Extremely low air temperatures and windy conditions are causing black ice on area highways and on the interstate, the Minnesota Department of Transportation said in a Tuesday news release. Black ice is a hard-to-see hazard that catches drivers off-guard, causing fishtailing, spinning and crashes.
Many crashes have occurred already on Interstate 35, MnDOT said.
“We have all of our changeable message signs lit warning motorists to slow down,” said Morrie Luke, MnDOT traffic engineer. “But some motorists are ignoring these messages and many have spun out.”
Black ice creates the appearance of a wet surface, but it is actually a thin, clear layer of ice on roads and bridges. Black ice forms when melting snow refreezes or when rain, drizzle, mist or fog freezes. It is most common at night and early morning when it is dark and temperatures are lowest.

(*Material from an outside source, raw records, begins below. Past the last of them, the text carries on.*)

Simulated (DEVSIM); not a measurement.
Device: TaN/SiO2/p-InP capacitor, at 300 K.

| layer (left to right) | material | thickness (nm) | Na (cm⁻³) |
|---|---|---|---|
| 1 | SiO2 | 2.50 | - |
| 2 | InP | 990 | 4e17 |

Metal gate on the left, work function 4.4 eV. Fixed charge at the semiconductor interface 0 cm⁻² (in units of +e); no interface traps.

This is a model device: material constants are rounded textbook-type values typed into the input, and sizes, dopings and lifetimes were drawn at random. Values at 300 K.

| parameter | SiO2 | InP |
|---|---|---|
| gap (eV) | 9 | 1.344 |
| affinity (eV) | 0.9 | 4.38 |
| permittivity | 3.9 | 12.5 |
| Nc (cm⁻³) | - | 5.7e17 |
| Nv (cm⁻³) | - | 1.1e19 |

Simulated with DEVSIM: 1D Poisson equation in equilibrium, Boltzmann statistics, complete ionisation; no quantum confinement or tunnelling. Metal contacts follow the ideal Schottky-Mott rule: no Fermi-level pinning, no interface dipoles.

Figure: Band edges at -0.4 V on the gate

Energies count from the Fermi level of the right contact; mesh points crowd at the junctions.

Black ice often forms in tunnels and other shaded areas, on overpasses and bridges, and near lakes and rivers. The hazard can also form when snow temporarily melts from auto exhaust emissions or tire heat and from moisture vapor given off by industries located close to the highway.
Motorists should remember to:
- Slow down on bridges, overpasses and tunnels and on all roads in the early morning when the air temperature rises faster than the pavement temperature.
- Use a safe speed for winter driving conditions, regardless of the posted speed limit.
- Keep a safe stopping distance from the vehicle in front of them.
- Keep both hands on the steering wheel and eyes on the road, and stay alert.